OMAHA — Entrepreneurs in South Omaha are getting another shot at applying for about $36,000 in grant money left in limbo after nobody asked for those state “turnback tax” funds last year.

Applicants have until early afternoon on April 6 to submit paperwork. Recipients are to be notified later that month.

South Omaha merchants get another shot at unclaimed ‘turnback tax’ grants
Roger Garcia, Douglas County Board member (Courtesy of Douglas County)

Speculating on why the money was left on the table, Douglas County Board member Roger Garcia told the Nebraska Examiner previously that perhaps merchants weren’t aware of a change in Nebraska’s turnback tax rules that opened up a new category of funding.

He said then that he was waiting on a legal opinion on how to rectify the situation.

Change in the law

State lawmakers last year amended the Nebraska Convention Center Facility Financing Assistance Act, which calls for much of state sales tax revenue collected by hotels and retailers within a certain distance of a convention center to be “turned back” to political subdivisions to pay off debt for the facilities.

In addition, the act provides that 10% of the turnback funds received by the City of Omaha be used in areas of high poverty.

Before last year’s amendment, all of that 10% went to youth anti-violence and historical preservation projects in North and South Omaha. The new change specifies that 45% of the turnback tax funds should now go to assist small business and entrepreneurial growth in the two communities.

While North Omaha groups applied and received funding under that new small business category, South Omaha groups did not, Garcia said. Thus remained the $36,000 in unclaimed money for South Omaha.

Garcia — who is on the South Omaha turnback tax committee, along with City Councilman Vinny Palermo and a few South Omaha representatives — said the application process for entrepreneurs in that area has been reopened through the April 6 deadline.

(Various South Omaha applicants did apply for, and received, about $42,000 for the historical preservation and anti-violence category. North Omaha groups applied for and received nearly $88,000 in the 2022-23 turnback tax grants, a total amount that represented both the historical/anti-violence category and the small business category.)

Another entrepreneur fund

On a separate note, Garcia said, about $285,000 remains available (in $2,500 grant increments) for small businesses in his South Omaha district via a different funding source: the American Rescue Plan Act.

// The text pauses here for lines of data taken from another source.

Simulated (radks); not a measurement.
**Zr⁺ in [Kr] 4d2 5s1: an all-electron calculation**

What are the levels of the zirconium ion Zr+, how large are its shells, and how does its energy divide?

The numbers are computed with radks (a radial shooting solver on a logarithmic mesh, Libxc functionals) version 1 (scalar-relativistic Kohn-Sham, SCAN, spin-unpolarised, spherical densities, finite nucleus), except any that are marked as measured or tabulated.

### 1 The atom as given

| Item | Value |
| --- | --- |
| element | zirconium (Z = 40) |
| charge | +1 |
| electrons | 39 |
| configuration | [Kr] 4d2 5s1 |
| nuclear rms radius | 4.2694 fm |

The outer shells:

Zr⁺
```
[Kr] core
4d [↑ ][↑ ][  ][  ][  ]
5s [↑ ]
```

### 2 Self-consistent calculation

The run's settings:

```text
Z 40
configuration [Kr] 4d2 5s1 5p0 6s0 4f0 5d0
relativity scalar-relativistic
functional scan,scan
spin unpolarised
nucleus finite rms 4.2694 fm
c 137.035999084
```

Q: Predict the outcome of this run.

Garcia assigned that pot of funds to the Nebraska Hispanic Chamber of Commerce Foundation to distribute on his behalf, and, he said, the chamber currently is accepting applications. 

That funding came from his allotment of discretionary ARPA dollars. Each of the Douglas County commissioners was provided $2.5 million to direct toward their respective districts, as part of the broader $110.8 million in ARPA funds that went to Douglas County.